Alan Schwarz (born July 3, 1968 in White Plains, New York) is a prolific sports writer and author, currently on staff at The New York Times. He is best known for writing dozens of articles in the Times that have exposed the severity of sports-related concussions, particularly the connection between injury to National Football League (NFL) players and early-onset dementia. Schwarz has won several major journalism awards for this work, including the 2007 and 2009 Associated Press Sports Editors Award for Project Reporting, a 2009 George Polk Award, granted infrequently to a sports reporter, and the 2010 Deadline Club Award for Sports Journalism, granted by the New York City Chapter of the Society of Professional Journalists. He was nominated for a Pulitzer Prize in 2008 and 2010.

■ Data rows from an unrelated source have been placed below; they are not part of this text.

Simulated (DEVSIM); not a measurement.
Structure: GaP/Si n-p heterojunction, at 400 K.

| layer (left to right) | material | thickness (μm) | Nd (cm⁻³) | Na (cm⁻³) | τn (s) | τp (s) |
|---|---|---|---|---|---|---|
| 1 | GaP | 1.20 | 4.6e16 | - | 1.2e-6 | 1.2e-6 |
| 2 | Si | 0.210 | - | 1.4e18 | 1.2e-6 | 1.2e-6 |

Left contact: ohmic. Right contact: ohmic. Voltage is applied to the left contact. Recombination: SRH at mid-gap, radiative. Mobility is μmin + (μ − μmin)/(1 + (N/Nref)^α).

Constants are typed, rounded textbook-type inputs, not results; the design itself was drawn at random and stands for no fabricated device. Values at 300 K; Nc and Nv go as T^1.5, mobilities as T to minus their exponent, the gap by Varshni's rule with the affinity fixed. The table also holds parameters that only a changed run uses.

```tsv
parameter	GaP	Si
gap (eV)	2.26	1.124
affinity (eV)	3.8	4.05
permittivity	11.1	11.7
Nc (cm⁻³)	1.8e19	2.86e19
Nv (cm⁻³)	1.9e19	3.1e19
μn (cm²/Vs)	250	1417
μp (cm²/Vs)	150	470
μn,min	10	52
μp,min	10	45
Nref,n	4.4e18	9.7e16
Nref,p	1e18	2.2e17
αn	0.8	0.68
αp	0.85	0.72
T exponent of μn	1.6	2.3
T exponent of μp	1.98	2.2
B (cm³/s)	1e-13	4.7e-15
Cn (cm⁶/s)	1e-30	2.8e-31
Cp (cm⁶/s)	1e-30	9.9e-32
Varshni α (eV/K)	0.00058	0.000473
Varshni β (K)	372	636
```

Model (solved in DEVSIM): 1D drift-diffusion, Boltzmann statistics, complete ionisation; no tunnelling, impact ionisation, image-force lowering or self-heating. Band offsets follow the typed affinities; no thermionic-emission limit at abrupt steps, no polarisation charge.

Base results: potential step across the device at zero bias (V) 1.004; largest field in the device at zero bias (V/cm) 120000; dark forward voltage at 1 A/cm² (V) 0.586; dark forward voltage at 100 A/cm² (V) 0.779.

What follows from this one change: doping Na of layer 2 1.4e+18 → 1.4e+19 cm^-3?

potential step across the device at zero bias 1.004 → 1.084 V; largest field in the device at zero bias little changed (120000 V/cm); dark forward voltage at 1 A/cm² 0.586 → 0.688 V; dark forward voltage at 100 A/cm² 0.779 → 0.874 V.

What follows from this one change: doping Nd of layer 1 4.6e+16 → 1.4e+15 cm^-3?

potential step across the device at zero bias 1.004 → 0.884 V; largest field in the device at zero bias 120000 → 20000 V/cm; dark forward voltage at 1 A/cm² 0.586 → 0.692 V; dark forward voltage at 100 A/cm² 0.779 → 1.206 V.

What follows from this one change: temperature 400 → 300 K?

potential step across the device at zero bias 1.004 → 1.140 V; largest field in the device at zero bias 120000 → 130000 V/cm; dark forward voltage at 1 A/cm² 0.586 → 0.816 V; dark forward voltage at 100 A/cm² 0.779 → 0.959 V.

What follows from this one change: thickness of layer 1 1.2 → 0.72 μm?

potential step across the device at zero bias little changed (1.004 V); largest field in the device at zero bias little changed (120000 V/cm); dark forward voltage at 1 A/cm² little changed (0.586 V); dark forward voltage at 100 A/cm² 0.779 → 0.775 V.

Schwarz's background in mathematics is considered unique among sports journalists, and this training has been deemed vital to his reporting of football brain issues. Schwarz's father taught him how to compute square roots when he was 4 years old. He became interested in baseball at age 11, in August 1979, when he purchased his first pack of baseball cards. Although Schwarz has described himself as "terrible" at baseball, he wanted to participate in the sport off the field and wound up as the statistician for his Scarsdale High School baseball team.
A 1986 graduate of Scarsdale High School, Schwarz graduated cum laude from the University of Pennsylvania in 1990 with a B.A. in mathematics. Schwarz also wrote for the sports section of the school newspaper, The Daily Pennsylvanian. He decided to pursue a career in journalism rather than to follow his original plan of becoming a high school or college math teacher.
Schwarz spent five months at The National Sports Daily before being hired by Baseball America in 1991, where he served as the senior writer until he joined the Times in March 2007.
He covered baseball exclusively from 1991 through 2006, writing not only for Baseball America but ESPN The Magazine, Newsweek and many other national publications. As a contributing freelancer to the Times, he helped begin the Sunday biweekly column "Keeping Score" — along with current Times business columnist David Leonhardt — where they applied statistical analysis to ongoing sports news. He also was the very popular host of ESPN's Baseball Today, the No. 1 rated individual-sport podcast on iTunes in 2006.
In 2004, Schwarz published his first book, The Numbers Game: Baseball's Lifelong Fascination with Statistics. The book covers the history of statistical analysis in baseball, including the stories of Henry Chadwick and Bill James, and the development of The Baseball Encyclopedia in the 1960s. Drawing widespread acclaim, the book was named by ESPN the "baseball book of the year" in 2004. His second book, Once Upon a Game: Baseball's Greatest Memories, was published in April 2007.
Schwarz's series on football concussions began in January 2007 with the discovery of trauma-induced damage in the brain of former Philadelphia Eagle Andre Waters, who recently had committed suicide at the age of 44. The series evolved to examine not just the NFL but the dangers of concussions in high school and other youth sports, including girls' soccer and basketball.
Subsequently, the U.S. House Judiciary Committee devoted three hearings to the issue of sport-related brain injuries, repeatedly citing Schwarz's work during them. In November and December of 2009, the NFL revamped its rules regarding concussion management, suspended its study of retired players' cognitive decline which Schwarz had exposed as improperly designed, and accepted the resignations of the two co-chairmen of a league committee that had conducted questionable research. The N.F.L. also began running the first public service announcement warning young athletes about the dangers of concussions. Following this, state legislatures all over the nation began the process of enacting statutes to require education and stronger rules to keep young athletes safer.